By: Paul Krugman, Op-Ed Columnist, The New York Times, December 21, 2014
“Coaching Sessions Have A Long Way To Go”: Rick Perry; ‘Running For The Presidency’s Not An IQ Test’
Texas Gov. Rick Perry (R) is wrapping up his 14-year tenure as his state’s chief executive – the longest such tenure in Lone Star State history – and as he gets ready to launch a second national campaign, the governor is talking more to the national media. The goal, in all likelihood, is to help reintroduce Perry in the wake of his failed 2012 presidential bid.
It’s off to a curious start.
The recently indicted Texas Republican talked with the Washington Post earlier this week, for example, “for a wide-ranging 90-minute interview.” It was a reminder that Perry hasn’t quite shaken off some of his bad habits.
Last week, Perry studied income inequality and economic mobility with experts Scott Winship, Erin Currier and Aparna Mathur. In the Post interview, he was asked about the growing gap between rich and poor in Texas, which has had strong job growth over the past decade but also has lagged in services for the underprivileged.
“Biblically, the poor are always going to be with us in some form or fashion,” he said.
I’m not a Biblical scholar, but I can find no Scriptural references to the notion that that the poor “are always going to be with us.” [Update: see below]
Perry acknowledged that the richest Texans have experienced the greatest amount of earnings growth, but dismissed the notion that income inequality is a problem in the state, saying, “We don’t grapple with that here.”
I suppose that’s true – in order to “grapple with” a problem, policymakers have to at least try to address it – though the fact remains that income inequality has gotten much worse in Texas in recent years, and a 2012 analysis of income trends published by the Center on Budget and Policy Priorities found that Texas was the nation’s seventh-worst state when it comes to the gap between rich and poor.
The governor’s new interview with msnbc’s Kasie Hunt was arguably even more informative about Perry’s progress as a national candidate.
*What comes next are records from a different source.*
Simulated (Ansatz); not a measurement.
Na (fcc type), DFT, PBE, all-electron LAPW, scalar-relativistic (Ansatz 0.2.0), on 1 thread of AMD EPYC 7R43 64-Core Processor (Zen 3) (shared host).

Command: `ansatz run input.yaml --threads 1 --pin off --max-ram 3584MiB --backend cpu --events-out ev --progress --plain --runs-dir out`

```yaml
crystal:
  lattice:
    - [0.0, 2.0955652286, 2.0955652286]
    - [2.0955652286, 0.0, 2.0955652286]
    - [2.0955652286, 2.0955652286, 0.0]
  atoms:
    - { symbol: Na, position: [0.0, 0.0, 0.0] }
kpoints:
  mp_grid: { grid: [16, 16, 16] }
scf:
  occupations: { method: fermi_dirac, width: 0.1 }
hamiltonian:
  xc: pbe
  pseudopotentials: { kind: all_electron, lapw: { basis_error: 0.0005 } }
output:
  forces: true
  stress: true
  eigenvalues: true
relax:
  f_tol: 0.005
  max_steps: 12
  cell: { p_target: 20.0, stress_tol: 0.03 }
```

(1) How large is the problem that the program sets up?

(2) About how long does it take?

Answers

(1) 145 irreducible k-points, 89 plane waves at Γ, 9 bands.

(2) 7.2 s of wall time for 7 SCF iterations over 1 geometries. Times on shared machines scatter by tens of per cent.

For example, Hunt asked the governor, quite candidly, “Are you smart enough to be president of the United States?” He replied:
“Running for the presidency’s not an IQ test,” he said. “It is a test of an individual’s resolve. It’s a test of an individual’s philosophy. It’s a test of an individual’s life experiences. And I think Americans are really ready for a leader that will give them a great hope about the future.”
I’m a little surprised the governor didn’t reply with a more direct, “of course I’m smart enough” answer.
As part of the same interview, which was conducted Tuesday, Hunt asked Perry about the torture report released by the Senate Intelligence Committee. The governor’s answers didn’t quite bring his position into focus. For example, Perry sounded like he opposes torture:
“I agree that what happened to John McCain was abhorrent. It is inhumane. And the United States Government should never ever condone that type of activity. America has a record, going all the way back to George Washington when George Washington said that those British soldiers need to be treated with respect.”
And Perry also sounded like he understands Bush-era torture.
“But in the fog a war, you think back to 2001, and George W. Bush standing on that pile a rubble after he had talked to mothers and fathers and wives, loved ones of Americans who’d been killed by these soulless terrorist – you think back to Abraham Lincoln, suspending habeas corpus – you know, in retrospect, you know, sometimes decisions made in the fog a war, we can criticize ‘em, some years later.
And then Perry switched back, sounding like he opposes torture.
“But I think more importantly here is that the message that America is not going to be– like ISIS and cut the throat of innocent children– that we’re not going to– commit heinous acts, is clearly a message that Americans want to hear…. I respect [John McCain] for standing up and saying America will not be involved in torture. ‘No one in this country will ever do to any combatant what they did to me.’ And I totally agree with that.”
And then asked whether waterboarding is torture, Perry changed the subject.
“One of the most important things, though, that we need to do as a country, is that when the leader of the United States says, ‘Here’s a red line,’ that that’s what it means. Words matter. And hollow words hurt us as a country. They hurt us as an ally. And the words that come out of the president of the United States need to mean something.”
By all accounts, the Texas governor is meeting regularly with advisers who are helping him shape his agenda and vision. The coaching sessions apparently have a long way to go.
* Update: Several alert readers have brought Matthew 26:11 to my attention, which, depending on the translation, actually says, “The poor you will always have with you.” I stand corrected.